MARC expects the outcome of the Windfall Profit Levy (Electricity) Order 2008 would be, reduced project returns and lowered debt servicing ability on the part of affected independent power producers (IPPs), if implemented. The impact will be uneven across different classes of IPP project debts. Holders of subordinated debt will be affected to a greater extent given the reduced after-tax residual cashflows available for servicing junior debt.
The government's move to impose windfall taxes may have far grave potential implications, in the longer term, on infrastructure debt financings, and for both lenders and borrowers. A key question which arises is whether recent developments signal increased regulatory risk going forward. The willingness of the government to support original arrangements on which project financings rest, from power purchase agreements (PPA) to its tax regime, has always been an important underpinning for the high investment grade ratings assigned to IPPs and their senior bonds.
The introduction of windfall tax now challenges the historical assumption of low regulatory risk for IPP financings and introduces an added element of uncertainty, i.e. the potential erosion of project cashflows due to interim regulatory changes. This risk could equally apply to all other infrastructure concessions. Proposed changes to the tax regime should be considered in the light of its effects on existing project financiers including bondholders and future investor behaviour. MARC views the windfall tax regime as punitive in nature as it would have the effect of penalizing efficient IPPs. Of greater concern from a rating perspective is the transfer of the financial effects of the punitive elements to bondholders, and consequently, the potential downward re-rating of existing bonds.

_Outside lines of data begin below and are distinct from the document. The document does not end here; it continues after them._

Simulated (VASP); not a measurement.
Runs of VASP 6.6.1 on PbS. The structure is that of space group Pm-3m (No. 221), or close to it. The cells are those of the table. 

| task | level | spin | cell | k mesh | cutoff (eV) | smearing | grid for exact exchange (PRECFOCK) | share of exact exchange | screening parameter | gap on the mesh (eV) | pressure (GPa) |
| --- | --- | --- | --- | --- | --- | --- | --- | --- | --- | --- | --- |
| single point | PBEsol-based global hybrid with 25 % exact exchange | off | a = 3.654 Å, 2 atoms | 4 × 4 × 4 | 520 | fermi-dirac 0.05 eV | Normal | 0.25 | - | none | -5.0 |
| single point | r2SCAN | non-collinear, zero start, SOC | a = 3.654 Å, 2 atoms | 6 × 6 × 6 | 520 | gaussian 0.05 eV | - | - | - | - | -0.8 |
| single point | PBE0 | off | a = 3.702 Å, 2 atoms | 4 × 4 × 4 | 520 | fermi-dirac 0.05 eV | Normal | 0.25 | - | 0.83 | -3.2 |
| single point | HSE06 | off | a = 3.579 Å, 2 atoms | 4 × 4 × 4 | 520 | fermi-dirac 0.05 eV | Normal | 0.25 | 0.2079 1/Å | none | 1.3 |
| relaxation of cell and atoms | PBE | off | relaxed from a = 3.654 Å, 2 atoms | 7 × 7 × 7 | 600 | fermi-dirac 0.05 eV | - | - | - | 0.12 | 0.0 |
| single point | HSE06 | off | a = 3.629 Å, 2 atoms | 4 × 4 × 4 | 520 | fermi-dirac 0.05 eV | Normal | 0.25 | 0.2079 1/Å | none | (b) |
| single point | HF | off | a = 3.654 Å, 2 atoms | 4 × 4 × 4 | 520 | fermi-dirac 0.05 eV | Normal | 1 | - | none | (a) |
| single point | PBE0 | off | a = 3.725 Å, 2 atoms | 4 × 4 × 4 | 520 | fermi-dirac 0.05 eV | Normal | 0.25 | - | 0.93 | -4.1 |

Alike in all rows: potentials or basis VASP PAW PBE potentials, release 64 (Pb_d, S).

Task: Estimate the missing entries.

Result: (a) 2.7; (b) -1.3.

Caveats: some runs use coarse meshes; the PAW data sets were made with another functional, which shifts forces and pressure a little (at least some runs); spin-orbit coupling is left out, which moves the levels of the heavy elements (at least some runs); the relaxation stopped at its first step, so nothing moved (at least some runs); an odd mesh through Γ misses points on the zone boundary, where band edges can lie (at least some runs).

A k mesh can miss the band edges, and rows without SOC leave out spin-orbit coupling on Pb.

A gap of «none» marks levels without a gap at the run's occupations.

MARC believes that implementation of the windfall tax will detract from the original objective of power sector privatization, i.e. to promote and reward efficiency. MARC foresees that IPP may start engaging tax optimization strategies rather than striving for operational efficiency to avoid exceeding the 9% benchmark of return on asset, defined as PBIT (profit before interest & tax) over fixed assets, to avoid the costly 30% windfall levy. MARC believes the IPPs may be motivated to circumvent the windfall levy by revaluing their power plant assets on a replacement cost method, especially now that current material, engineering and contract prices are much higher.
In the overall scheme of things, while we acknowledge the government’s need to address its fiscal deficit under the current scenario of moderating economic growth, the windfall tax may not be the most appropriate fiscal tool. Nonetheless, MARC believes sound decision will ultimately prevail with respect to the proposed implementation of the windfall tax.